Shorting Canadian Banks

The financial writer and strategist Jack Ablin once provided a report to the analysts at the Canadian bank where I worked to talk about what really drives Canadian bank stocks, an important metric given the valence of stock prices to compensation.

He'd tested a variety of indicators and found that the USD / CAD exchange rate was the strongest indicator of earnings and stock price performance.

I include below a graph showing the stock prices for the three largest Canadian Banks - BMO, TD and RBC - against the USD/CAD exchange. The graph begins in mid-1996, the first date where I could find historical prices on all three stocks. Exchange rate data comes via the FRB. Stock prices are from Yahoo! and are adjusted for divs and splits.


All three companies have increased their exposures to US customers over the last 10 years, which would decrease some of the volatility seen over previous exchange rate cycles. Also, all the banks report declining direct exposure to commodities and minerals.

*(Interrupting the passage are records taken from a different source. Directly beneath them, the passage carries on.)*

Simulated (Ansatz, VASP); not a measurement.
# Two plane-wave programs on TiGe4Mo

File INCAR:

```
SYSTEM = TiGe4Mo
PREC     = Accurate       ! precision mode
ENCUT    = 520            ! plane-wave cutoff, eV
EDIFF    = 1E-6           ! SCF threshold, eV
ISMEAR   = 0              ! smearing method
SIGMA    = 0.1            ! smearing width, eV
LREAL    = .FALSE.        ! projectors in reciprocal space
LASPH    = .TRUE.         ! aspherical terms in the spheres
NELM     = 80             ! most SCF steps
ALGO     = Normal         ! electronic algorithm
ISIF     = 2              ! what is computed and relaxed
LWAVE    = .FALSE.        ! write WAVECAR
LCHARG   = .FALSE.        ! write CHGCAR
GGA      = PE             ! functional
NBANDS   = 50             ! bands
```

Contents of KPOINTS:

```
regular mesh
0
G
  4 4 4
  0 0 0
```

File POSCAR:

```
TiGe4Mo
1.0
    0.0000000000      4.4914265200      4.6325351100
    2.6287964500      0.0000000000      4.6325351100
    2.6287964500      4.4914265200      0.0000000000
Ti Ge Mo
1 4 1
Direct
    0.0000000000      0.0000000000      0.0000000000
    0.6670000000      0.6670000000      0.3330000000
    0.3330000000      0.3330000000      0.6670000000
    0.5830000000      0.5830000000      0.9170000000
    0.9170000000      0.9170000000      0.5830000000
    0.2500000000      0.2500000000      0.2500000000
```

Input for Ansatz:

But Mining, Quarrying, and Oil and Gas Extraction is about 8% of Canadian GDP. Construction is another 7%, and energy related work drives an export economy's construction load.

Consider the indirect lending related to these two businesses in the forms of mortgages, car loans, credit cards to employees and executives of the companies and it doesn't take a great deal of imagination to anticipate a profitable trade shorting these stocks.